Some rules in English grammar are actually grammar folklore. We accept them; we get graded on them; and they take on iconic status. But they aren’t really as ironclad as they seem.
I already tackled ending a sentence with a preposition. So, today we take on split infinitives.
Most people know how to use infinitives—even if they don’t think about what they’re called. The basic format is to + a base verb:
- to be
- to hear
- to go
- to listen
Growing up, you may have been told that infinitives cannot be hacked apart. That is, the to has to go right with the verb and nothing shall render it asunder. If you’re like me, you may have even run up against a few red pens when you crossed that line.

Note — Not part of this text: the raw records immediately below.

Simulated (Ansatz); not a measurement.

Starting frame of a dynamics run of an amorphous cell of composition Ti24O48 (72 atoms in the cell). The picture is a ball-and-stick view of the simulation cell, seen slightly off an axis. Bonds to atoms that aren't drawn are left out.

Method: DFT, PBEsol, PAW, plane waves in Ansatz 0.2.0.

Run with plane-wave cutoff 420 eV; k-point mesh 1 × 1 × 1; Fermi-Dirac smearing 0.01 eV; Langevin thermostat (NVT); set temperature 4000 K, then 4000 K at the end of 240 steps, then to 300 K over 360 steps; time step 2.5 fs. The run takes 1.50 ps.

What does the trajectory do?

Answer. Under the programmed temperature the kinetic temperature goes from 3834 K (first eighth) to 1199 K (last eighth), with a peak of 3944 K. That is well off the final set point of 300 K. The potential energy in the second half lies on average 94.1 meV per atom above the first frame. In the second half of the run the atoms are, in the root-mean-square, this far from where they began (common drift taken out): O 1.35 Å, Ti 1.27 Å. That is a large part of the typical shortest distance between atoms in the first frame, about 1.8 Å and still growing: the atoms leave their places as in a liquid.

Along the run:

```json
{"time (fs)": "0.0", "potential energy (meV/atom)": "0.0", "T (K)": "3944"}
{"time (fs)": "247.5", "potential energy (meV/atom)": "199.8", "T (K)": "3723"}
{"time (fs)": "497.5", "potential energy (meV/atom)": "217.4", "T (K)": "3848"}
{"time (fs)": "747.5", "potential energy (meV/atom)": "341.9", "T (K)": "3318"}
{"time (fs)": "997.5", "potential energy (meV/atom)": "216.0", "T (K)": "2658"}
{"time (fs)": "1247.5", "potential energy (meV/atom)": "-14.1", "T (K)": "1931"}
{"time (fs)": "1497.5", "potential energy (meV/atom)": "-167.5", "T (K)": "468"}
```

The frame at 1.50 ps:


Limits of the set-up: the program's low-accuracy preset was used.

But I’m here to free you from the historical misunderstanding. In Latin, an infinitive can’t be split because it’s one word (e.g., amare—to love), and since Latin was once considered a model language, this rule-that-is-not-a-rule crept into English.
English isn’t Latin, however. Oh, sure, there’s Latin in our jumbled language, but there’s no reason to abide by Latin constructs (especially for a German-based tongue). So, don’t feel guilty. Go ahead and use these:
- to boldly go
- to never surrender
- to slowly slip
I do want to caution you, though. If you bump the infinitive apart and squeeze in an adverb (as I did above), some readers will think of it as wrong. The myth is too well engrained to easily be removed.
Also, some infinitive chopping can actually make the phrase confusing:
We need to before the day dawns go to the mountain.
The infinitive to go is so widely split that it’s awkward. The better sentence is this:
We need to go to the mountain before the day dawns.
A word or two between the to and the verb is usually fine. But three or more makes the brain work too much.